I voiced my opinion on the tsv-area meeting via jabber that AQM especially 
on low/medium bw links (up to 10-20 megabits/s) is needed and bufferbloat 
is a serious problem. As an employee of an operator, I would like to see 
documents in the line of RFC6204, ie basic requirements, for (in this 
case) AQM that I can use in procurement documents. Preferrably these would 
be implemented by kernel vendors (linux kernel and others) so the actual 
device vendor only needs to turn it on and perhaps set a few parameters 
(like communicate the link speed to the queue handler).

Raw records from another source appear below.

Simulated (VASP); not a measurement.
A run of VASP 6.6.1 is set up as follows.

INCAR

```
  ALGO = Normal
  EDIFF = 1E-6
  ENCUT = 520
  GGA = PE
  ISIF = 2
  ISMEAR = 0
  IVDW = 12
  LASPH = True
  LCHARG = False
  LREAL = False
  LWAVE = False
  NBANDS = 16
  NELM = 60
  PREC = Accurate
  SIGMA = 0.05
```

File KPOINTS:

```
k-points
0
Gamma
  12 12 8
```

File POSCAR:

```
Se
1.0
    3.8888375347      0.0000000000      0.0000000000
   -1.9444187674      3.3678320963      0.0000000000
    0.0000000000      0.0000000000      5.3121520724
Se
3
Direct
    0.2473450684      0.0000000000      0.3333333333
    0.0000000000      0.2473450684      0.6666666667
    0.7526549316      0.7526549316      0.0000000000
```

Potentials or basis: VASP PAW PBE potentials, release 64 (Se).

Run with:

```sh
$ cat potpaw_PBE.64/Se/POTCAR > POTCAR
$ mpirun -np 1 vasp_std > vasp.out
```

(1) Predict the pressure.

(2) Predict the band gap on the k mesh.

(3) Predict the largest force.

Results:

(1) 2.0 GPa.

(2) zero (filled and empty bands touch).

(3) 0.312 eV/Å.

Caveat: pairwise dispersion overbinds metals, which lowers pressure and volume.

Coming back to the document at hand, reading 
draft-baker-tsvwg-aqm-recommendation-00.txt, I notice a few things. Am I 
misinterpreting text such as:

"Hence, network communication to the host regarding the moderation of
    its traffic flow SHOULD include both ECN and loss, with ECN being
    triggered earlier than loss."

... that it recommendeds that ECN traffic will be marked before non-ECN 
traffic is dropped? I believe desired behaviour is that ECN traffic is 
marked and non-ECN traffic is dropped at the exact same queue depth (or 
whatever mechanism causes packets to be dropped/marked).

Also, the documents seem to handle both host stack implementations and 
device queue management. Am I correct? Perhaps it would be preferable to 
have one document handling queueing (including the queue on the host 
towards its network interface (wifi/fixed/cellular etc), and another 
document talking about "TCP congestion control mechanisms"? Or this the 
document at hand trying to be an umbrella document for other documents?

Anyhow, I feel this (AQM/congestion) area of discussion is extremely 
important and it solves a real life problem that impacts a lot of people 
on the Internet as it works today. Personally I have routers with quite 
advanced AQM on my home connection (100/100 megabit/s) because I feel that 
FIFO even with WRED isn't good enough. However I understand that 
"fair-queue" uses a lot of CPU at these speeds, so it might not be 
feasable to do too advanced stuff at those speeds. However, at ADSL type 
accesses, for the uplink interface there is definitely a huge upside to 
have AQM.

When evaluating AQM the test scenarios should be quite advanced (I liked 
what I heard in ICCRG meeting yesterday) including VoIP, hundreds of TCP 
sessions using bittorrent, gaming (could be over TCP) etc. The ideal 
solution would be something that automatically allow at least per-user 
fairness in the upstream and something that perhaps sent ACKs and other 
smaller packets ahead of the queue of larger data packets.